February 27, 2016

Mar-i-on-ette

The no on the tip of my tongue
Trembled there for what felt like
seconds, minutes, hours, days.
A broken record, a strategy of
I just need to make do until the
sun rises and I can slink into the day. 
When they propose fight or flight, 
they never quite reference 
the third option of survival. 

As much as you have convinced
yourself that we are the same, 
that we tumbled into a category
explaining the nature of our actions,
our nurture was, is fundamentally unique.
Because when I said no, when I said no 
you countered with a yes that
was insistent and terrifying and
left little room for interpretation.

There is a recurring dream that
haunts my sleep from time to time.
I am being stalked by a lion, it has
the clear intentions of harming me.
I did not realize that the Sandman
could drift into my reality hiding
behind a lavish dinner invitation. 

February 21, 2016

Adjectives

I write when I am inspired, when everything that rests within my heart and soul feels like it will bubble up to the surface ready to explode, a summertime soda shaken one too many times. I have not written much lately as I was not ready to say the things out loud that have been casting a shadow over my thoughts and emotions. That being said, the benefit of writing, particularly using a medium such as Blogger, is that my audience is anonymous. Yes, I can run Google Analytics if I so choose, and yes, to some degree I am aware that those views from Mexico are most likely from one asshole heartbreaker in particular. Outside of that, though, I might as well be sitting on the roof of Kerckhoff Hall again, letting the still air of a Hotel California night swallow the silence between two planets orbiting a sun doomed to implode.

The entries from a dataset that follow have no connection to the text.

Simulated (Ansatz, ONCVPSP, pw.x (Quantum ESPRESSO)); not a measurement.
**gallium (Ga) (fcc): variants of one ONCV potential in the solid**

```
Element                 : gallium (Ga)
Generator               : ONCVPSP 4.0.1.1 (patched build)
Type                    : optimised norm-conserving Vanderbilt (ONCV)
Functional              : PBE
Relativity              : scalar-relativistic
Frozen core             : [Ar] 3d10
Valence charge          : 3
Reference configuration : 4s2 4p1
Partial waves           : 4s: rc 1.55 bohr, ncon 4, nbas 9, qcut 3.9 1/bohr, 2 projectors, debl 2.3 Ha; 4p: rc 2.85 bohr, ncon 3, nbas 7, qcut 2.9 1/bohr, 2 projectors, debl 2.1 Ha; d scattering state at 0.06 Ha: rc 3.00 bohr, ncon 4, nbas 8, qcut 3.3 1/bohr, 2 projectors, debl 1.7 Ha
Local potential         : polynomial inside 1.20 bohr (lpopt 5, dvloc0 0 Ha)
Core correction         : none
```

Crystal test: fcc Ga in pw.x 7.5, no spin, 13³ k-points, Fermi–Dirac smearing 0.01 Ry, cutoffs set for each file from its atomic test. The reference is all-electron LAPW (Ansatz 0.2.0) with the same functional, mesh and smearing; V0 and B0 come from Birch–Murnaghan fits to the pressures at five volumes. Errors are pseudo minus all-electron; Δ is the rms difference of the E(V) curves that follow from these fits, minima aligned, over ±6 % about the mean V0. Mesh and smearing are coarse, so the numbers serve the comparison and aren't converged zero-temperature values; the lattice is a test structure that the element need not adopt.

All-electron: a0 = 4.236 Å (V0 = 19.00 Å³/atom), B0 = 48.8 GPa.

In the past year, I have been called *in no particular order*:
~ cute ~ feisty ~ sexy ~ attractive ~ ambitious ~ charming ~ unique ~ weird ~

Cool story, bros, but let us think about things a bit differently. Shall we?


I am a woman. 

I am curvy and beautiful and soft and sensual and affectionate. I have a body that performs small miracles every single day. 

I am a woman. 

I am driven and hold myself to high standards and shoot for the moon. I have a mind that allows me to solve complex problems and achieve seemingly lofty goals. 

I am a woman. 

I am honest and strange and more comfortable in my own skin than I have ever been before. Despite everything I have held on to my ability to be vulnerable, to consciously choose to let others in.  


So, go ahead, tell me I am cute with my citrus print dress, backwards cap, and penny board. Feel free to call me feisty when I request that you leave because your antics are no longer amusing. You don't need to remind me that I'm sexy and attractive; I'm fully aware of my curves yo. When I surpass you as I tumble down my career path at lightning speed, I am happy to be labeled "ambitious." And when you are in the process of trying to piece me together, like a 1,000 piece puzzle, I will gladly accept charming, unique, and weird because an opinion without pi is just an onion. 

Nouns and verbs and adjectives aside, if you would like to paint my picture it would behoove you to remember that I am not trapped in the midst of a scream and there is not a hidden message behind my timeless smile.